Calculate $\displaystyle\sum_{k=0}^{n}{{2n+1}\choose{k}}$.
What I know:
I know that $\displaystyle\sum_{k=0}^{n}{{n}\choose{k}}=2^n$. I've also figured that what I have to find is all subsets of size $\leq$ n in a set of size $2n+1$. So: $\displaystyle\sum_{k=0}^{n}{{n}\choose{k}}=\displaystyle2^{2n+1}-\sum_{k=n}^{2n+1}{{2n+1}\choose{k}}$. Beyond this, I'm lost.
Thanks for the help!
As $\binom mr=\binom m{m-r},$
$$2\sum_{k=0}^n\binom{2n+1}k=\sum_{k=0}^{2n+1}\binom{2n+1}k=(1+1)^{2n+1}$$
We know that $\sum\limits_{k = 0}^{2n + 1} \binom{2n+1}{k} = 2^{2n + 1}$.

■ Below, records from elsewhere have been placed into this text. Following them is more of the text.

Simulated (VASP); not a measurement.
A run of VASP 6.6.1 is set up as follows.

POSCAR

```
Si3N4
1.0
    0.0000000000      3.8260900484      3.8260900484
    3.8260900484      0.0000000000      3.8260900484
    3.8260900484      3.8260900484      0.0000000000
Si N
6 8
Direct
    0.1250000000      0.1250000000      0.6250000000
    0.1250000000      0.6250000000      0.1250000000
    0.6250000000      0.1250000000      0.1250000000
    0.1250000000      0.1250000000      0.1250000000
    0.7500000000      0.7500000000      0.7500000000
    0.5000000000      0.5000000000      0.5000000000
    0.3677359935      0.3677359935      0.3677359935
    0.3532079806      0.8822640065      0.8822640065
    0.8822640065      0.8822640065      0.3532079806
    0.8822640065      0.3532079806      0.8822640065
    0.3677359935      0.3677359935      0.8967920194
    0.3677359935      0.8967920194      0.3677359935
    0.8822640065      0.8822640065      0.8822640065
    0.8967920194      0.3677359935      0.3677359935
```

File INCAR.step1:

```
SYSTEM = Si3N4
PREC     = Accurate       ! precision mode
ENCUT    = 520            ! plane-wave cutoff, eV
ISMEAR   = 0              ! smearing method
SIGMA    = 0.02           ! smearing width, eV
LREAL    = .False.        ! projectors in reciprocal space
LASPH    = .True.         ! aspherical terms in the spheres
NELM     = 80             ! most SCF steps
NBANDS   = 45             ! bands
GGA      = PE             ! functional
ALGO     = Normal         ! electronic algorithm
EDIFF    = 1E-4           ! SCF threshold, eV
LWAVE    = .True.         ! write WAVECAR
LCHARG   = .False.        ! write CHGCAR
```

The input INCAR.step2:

We also know that $\sum\limits_{k = 0}^n \binom{2n + 1}{k} = \sum\limits_{k = n + 1}^{2n + 1} \binom{2n + 1}{2n + 1 - k}$ (this is by taking the map $k \mapsto 2n + 1 - k$).
And we also have $\binom{n}{k} = \binom{n}{n - k}$ for all $n$, $k$, so in particular, we have $\sum\limits_{k = n + 1}^{2n + 1} \binom{2n + 1}{2n + 1 - k} = \sum\limits_{k = n + 1}^{2n + 1} \binom{2n + 1}{k}$.
This gives us $$\begin{align}2^{2n + 1} &= \sum\limits_{k = 0}^{2n + 1} \binom{2n+1}{k} \\&= \sum\limits_{k = 0}^n \binom{2n + 1}{k} + \sum\limits_{k = n + 1}^{2n + 1} \binom{2n + 1}{k} \\&= 2 \cdot \sum\limits_{k = 0}^n \binom{2n + 1}{k}.\end{align}$$
Therefore, $$\sum\limits_{k = 0}^n \binom{2n + 1}{k} = 2^{2n} = 4^n.$$